More recently, in the March 2009 issue of The Atlantic, and in his upcoming book The Great Reset, Florida has been arguing that some cities and metropolitan regions are basically totaled; it is not worth our resources to try and fix them.

MacGillis quotes Florida: “We can confer subsidies on places to improve their infrastructure, universities, and core institutions, or quality of life, [but] at the end of the day, people — not industries or even places — should be our biggest concern. We can best help those who are hardest-hit by the crisis, by providing a generous social safety [net], investing in their skills, and when necessary helping them become more mobile and move to where the opportunities are.”

Pointing to Florida’s change in tone, coupled with the fact that Florida had a rather lucrative lecture circuit where he explained his Creative Class theory as an economic development strategy for $35,000 a pop, MacGillis paints the Professor to be some sort of urban planning snake-oil salesman. And not without reason; MacGillis points out both Florida’s partnership with Catalytix, a consulting group that charges $250K for reports that “differ little city to city”, and his side-firm, the Creative Class Leadership Program, “that guides cities through year-long planning initiatives for which Florida himself does not necessarily appear in person.” Neither make him seem to be the disinterested academic he really ought to be.

What it reminded me of most, sadly, was the episode of The Simpsons, in which Springfield gets a monorail. I don’t think this is the silliest comparison, perhaps because I had an urban planning professor in college who once gave an excellent lecture trying to answer the 20-year-old question of where Springfield is located, based on its economy, politics, and urban layout. Turns out, it’s a Sunbelt city. In fact, he probably mentioned the monorail as an example of a Sunbelt city that got sold on public transit they didn’t actually need, that serves virtually no purpose (San Diego trolley-line through Mission Valley, I’m looking at you!), but I digress.

The Plot: Springfield comes into a few million dollars from Montgomery Burns, who had been fined by the EPA for dumping nuclear waste in city parks. At a town hall meeting to decide what to do with the funds, Marge suggests they fix up Main Street, and the people of Springfield appear ready to agree on that, until Lyle Lanley steps in from nowhere and sings a song about the benefits of a monorail. Long story short, Lanley sells Springfield a faulty monorail and skips town with the profits. It turns out — like Florida — that he had been doing his song-and-dance routine all over the country.

Now I am not suggesting Florida went from town to town deliberately scamming people just like Lanley did (MacGillis stops just short of doing so). But, his product — shiny and new as it is — simply isn’t a fit for every community, just like Lanley’s monorail.

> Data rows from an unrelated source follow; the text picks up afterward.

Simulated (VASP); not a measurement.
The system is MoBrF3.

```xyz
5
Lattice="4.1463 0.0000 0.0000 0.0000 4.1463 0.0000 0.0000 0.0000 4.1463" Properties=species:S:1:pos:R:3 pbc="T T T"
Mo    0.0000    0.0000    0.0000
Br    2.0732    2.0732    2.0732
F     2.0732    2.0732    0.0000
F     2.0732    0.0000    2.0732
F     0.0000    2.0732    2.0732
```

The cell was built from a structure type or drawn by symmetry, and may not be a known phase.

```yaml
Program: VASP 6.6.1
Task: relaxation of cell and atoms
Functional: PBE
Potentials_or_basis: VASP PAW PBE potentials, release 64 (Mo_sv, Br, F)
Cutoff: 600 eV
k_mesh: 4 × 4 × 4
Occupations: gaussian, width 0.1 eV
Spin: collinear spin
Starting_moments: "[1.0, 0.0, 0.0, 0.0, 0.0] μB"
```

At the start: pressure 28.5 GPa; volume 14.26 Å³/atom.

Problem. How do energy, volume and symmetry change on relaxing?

As MacGillis points out, a “tautology lies at the heart of Florida’s theory that has limited its instructive value all along: Creative people seek out places that draw a lot of creative people.” Worse yet, Florida is now admitting that this is true, and by doing so, he “has now taken this closed-loop argument to another level by declaring that henceforth, the winners’ club is closed to new entrants.” And yet before taking this stance, Florida spent years selling his brand of economic development to places like Elmira, New York and Sackville, New Brunswick.

Which brings me back to Marge Simpson’s initial fund-allocation suggestion: What if Springfield had spent their $3 million on fixing up the potholes on Main Street? Metaphorically — as the sensible opposite of Florida’s “Creative Class” strategy — what would fixing the potholes on Main Street look like?

Perhaps it could be something like what mechanic-philosopher Matthew B. Crawford writes about in last year’s Shop Class as Soulcraft. In the book, Crawford advances an argument for the value of working with one’s hands, mostly in non-economic terms. When the conversation does turn to economics, Crawford spends about four pages completely mocking Florida. He takes Florida to task for an article he wrote where he touts Best Buy’s “creative” system of corporate management that attempts to “unleash the power of all of our people as they have fun while being the best.” Crawford points out, among other things, that most of these people make the minimum wage.

Though he spends the rest of the book waxing philosophical on motorcycle repair, Crawford does touch on economics from time to time, and he raises some damning points. In essence, he points out that in the race to make our workforce more and more skilled in the “knowledge economy” we have forgotten entirely about the value, both economic and cognitive, of the skilled trades. He goes on to cite Princeton economist Alan Binder’s essay on job security in the United States, considering the rise in global competition:

“The critical divide in the future may…be between those types of work that are easily deliverable through a wire…with little or no diminution in quality and those that are not. And this unconventional divide does not correspond well to traditional distinctions between jobs that require high levels of education and jobs that do not.”

With this sort of logic in mind, he points out that as horrified as a mother might be at the thought of her son becoming a plumber, her son could earn eighty dollars an hour doing so. Maybe if the Ogdenvilles and Sackvilles out there want to improve their workforce and their local economy, they might want to invest in “upskilling” their workers in the skilled trades, instead of converting their old factories into condominiums, hoping they might catch an artist’s attention. Despite Richard Florida’s entertaining song and dance, Crawford’s logic — like Marge Simpson’s — seems to be the better bet, even if it is completely lacking in glamour.